Following the hint, let $\boxed{y = \mathrm{Re}(c_1 x_1)}$ and $\boxed{z = \mathrm{Im}(c_1 x_1)}$ be the real and imaginary parts of $c_1 x_1$, so that $y, z$ are real vectors. Now:
$$ c_1 x_1 e^{at + ibt} = e^{at} \left( (y+iz) (\cos(bt) + i\sin(bt)) \right) = \\ e^{at} \left( y \cos(bt) - z \sin(bt) + i(\cdots) \right) $$So we have
$$ 2\mathrm{Re}\left[ c_1 e^{\lambda_1 t}x_1 \right] = 2 e^{at} \left(y \cos(bt) - z \sin(bt)\right) $$and we can immediately identify $\boxed{v_1 = 2 y}$ and $\boxed{v_2 = - 2z}$ by comparison with the desired formula.
Professor May Trix is trying to construct an 18.06 homework question in which $\frac{dx}{dt}=Ax$ has the solution $$x(t)=v_{1}e^{-3t}\cos(2t)+v_{2}e^{-t}+v_{3}e^{-3t}\sin(2t)$$ for some nonzero real constant vectors $v_{1},v_{2},v_{3}$, and some initial condition $x(0)$. Help May construct $A, v_{1}, v_{2}, v_{3},$ and $x(0)$:
(a) Write down a numerical formula for a possible real matrix $A$ such that $A$ is as small in size as possible and where $A$ contains no zero entries. Your formula can be left as a product of some matrices and/or matrix inverses — you don't need to multiply them out or invert any matrices, but you should give possible numeric values for all of the matrices in your formula. (You don't need to explicitly check that your $A$ has no zero entries as long as zero entries seem unlikely. e.g. the inverse of a matrix with no special structure probably has no zero entries. It wouldn't hurt to check in Julia, however.)
Hint: do problem 2 first.
(Note that there are many possible answers here, but they will all have certain things in common.)

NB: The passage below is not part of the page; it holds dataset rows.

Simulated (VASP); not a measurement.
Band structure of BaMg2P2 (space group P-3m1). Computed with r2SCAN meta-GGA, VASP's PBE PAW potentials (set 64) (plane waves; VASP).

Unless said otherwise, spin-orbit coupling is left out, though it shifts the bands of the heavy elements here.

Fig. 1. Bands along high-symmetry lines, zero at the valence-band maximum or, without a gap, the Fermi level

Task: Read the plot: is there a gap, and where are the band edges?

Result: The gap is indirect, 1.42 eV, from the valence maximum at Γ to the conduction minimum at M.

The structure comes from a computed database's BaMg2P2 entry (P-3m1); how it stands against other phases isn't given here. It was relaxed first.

(b) Using the numbers that you chose from the formula in your previous part, give possible corresponding (numeric) values for $x(0)$, $v_{1}$, $v_{2}$, and $v_{3}$.
(a) First, we identify what the eigenvalues of $A$ must be. Using Problem 2, we recognize part of
$$x(t)=v_{1}e^{-3t}\cos(2t)+v_{2}e^{-t}+v_{3}e^{-3t}\sin(2t)$$as coming from a sum of the form
$$c_1 e^{\lambda_1 t}x_1 + \overline{c_1 e^{\lambda_1 t}x_1} = e^{at} \left(u_1 \cos(bt) + u_2 \sin(bt) \right).$$In particular,
$$v_{1}e^{-3t}\cos(2t)+ v_{3}e^{-3t}\sin(2t)= e^{-3t}(v_1 \cos(2t) + v_3 \sin(2t))$$.
This tells us that two of the eigenvalues of $A$ are $-3 \pm 2i$. The remaining term in $x(t)$, which is $e^{-t}$, tells us that another eigenvalue of $A$ is $-1$.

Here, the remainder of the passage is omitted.